Topics: Machine Learning, Data Gathering. Audience: Knowledgeable.
Seeing as I have built this blogging platform on my website it seems only fitting to fill it. That said, I don’t plan to blog often and if my previous blogs are anything to go by this will be blog 1 of 2, but I digress. My research is into modelling video game lives streams, e.g. Twitch.tv. For those of you to who Livestreaming is a new term let me briefly explain. Livestreaming describes a paradigm where the events being broadcast are occurring live (as in live TV) and accessible through the internet. In the video game livestreams world a particular layout is common, where the broadcaster (streamer) broadcasts their game screen with an overlay of their webcam. Streamers then play their game while providing commentary to the viewers. Viewers then interact with the streamer (and other viewers) by posting messages in an open chat, where the streamer can read and respond to the messages.
So, why study streamers?
Livestreams have many many compelling reasons to study them. Here are a few which are most interesting for my research:
Livestreams are really popular and only getting more popular. A quick check of TwitchTracker shows that there is an average of 1.26 million concurrent viewers watching 48.3 thousand streams. That is huge when you consider that on average Fox News (the largest cable TV channel in the US) draws 1.89m average and ESPN (the 4th largest) draws just 1.08m. When you compare Twitch as a whole to US cable TV it would be the 4th largest channel. For a website which primarily contains people sat playing games this is incredible in my opinion. This also means there is practically infinite data being generated by the site (infinite as in there is so much we cannot really process it all) - about 131 years of footage is generated each day. Twitch is not alone either, there are numerous other services such as Mixer and YouTube Gaming.

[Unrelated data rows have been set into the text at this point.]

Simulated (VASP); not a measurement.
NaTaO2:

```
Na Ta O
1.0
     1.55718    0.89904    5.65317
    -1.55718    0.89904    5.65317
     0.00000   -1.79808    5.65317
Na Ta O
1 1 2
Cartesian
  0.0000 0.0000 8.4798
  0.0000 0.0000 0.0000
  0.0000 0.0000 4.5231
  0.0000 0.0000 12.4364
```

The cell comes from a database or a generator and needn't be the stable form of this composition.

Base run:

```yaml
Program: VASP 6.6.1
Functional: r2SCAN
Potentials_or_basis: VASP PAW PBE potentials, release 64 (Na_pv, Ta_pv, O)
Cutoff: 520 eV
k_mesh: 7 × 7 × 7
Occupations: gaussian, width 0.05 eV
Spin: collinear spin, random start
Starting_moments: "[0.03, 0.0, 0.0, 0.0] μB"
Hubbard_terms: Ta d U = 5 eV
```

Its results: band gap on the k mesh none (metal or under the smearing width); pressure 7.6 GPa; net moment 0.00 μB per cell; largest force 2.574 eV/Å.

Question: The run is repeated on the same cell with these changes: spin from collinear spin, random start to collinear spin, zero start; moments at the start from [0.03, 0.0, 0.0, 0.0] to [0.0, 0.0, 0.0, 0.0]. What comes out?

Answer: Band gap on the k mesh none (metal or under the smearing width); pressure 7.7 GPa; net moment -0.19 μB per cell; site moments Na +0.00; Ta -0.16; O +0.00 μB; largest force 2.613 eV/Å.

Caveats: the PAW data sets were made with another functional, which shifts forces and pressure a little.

Audio Visual models of Player Experience may be possible. For me, one of the most exciting reasons to study livestreams is because it offers a really rare opportunity to capture player experience through Audio Visual data. Because a typical stream consists of a streamer broadcasting a feed of their game screen as well as their face we can, potentially, build models of player experience based on this data. Now, this is not an easy feat because the data is very noisy (I will go into more details about this is the next section and is a large part of my ongoing PhD research). These models, along with the abundance of streamers, can be used to inform developers about how their games are being received, which parts players are enjoying etc. It is important to note here that others have provided data in similar forms, like the Platformer Experience Dataset, but these are often generated in Lab environment and tend to be relatively small so may not generalise to wild data.
It can help further various Machine Learning fields More details will be provided in the next section but simply put video data is noisy and difficult to deal with. It provides data in a very ‘real-world’ setting, which is unlike a lot of the data sets currently out there which contain data gathered in controlled lab environments. If the challenges in this paradigm can be overcome we have the potential to make a serious contribution to wider fields such as Computer Vision or Affective Computing. While lab gathered data provides a clean data source for developing and testing modelling often this modelling does not generalise well to real-world data. Therefore livestreams offer abundant real-world data which, is utilised, can help develop generalisable and robust models.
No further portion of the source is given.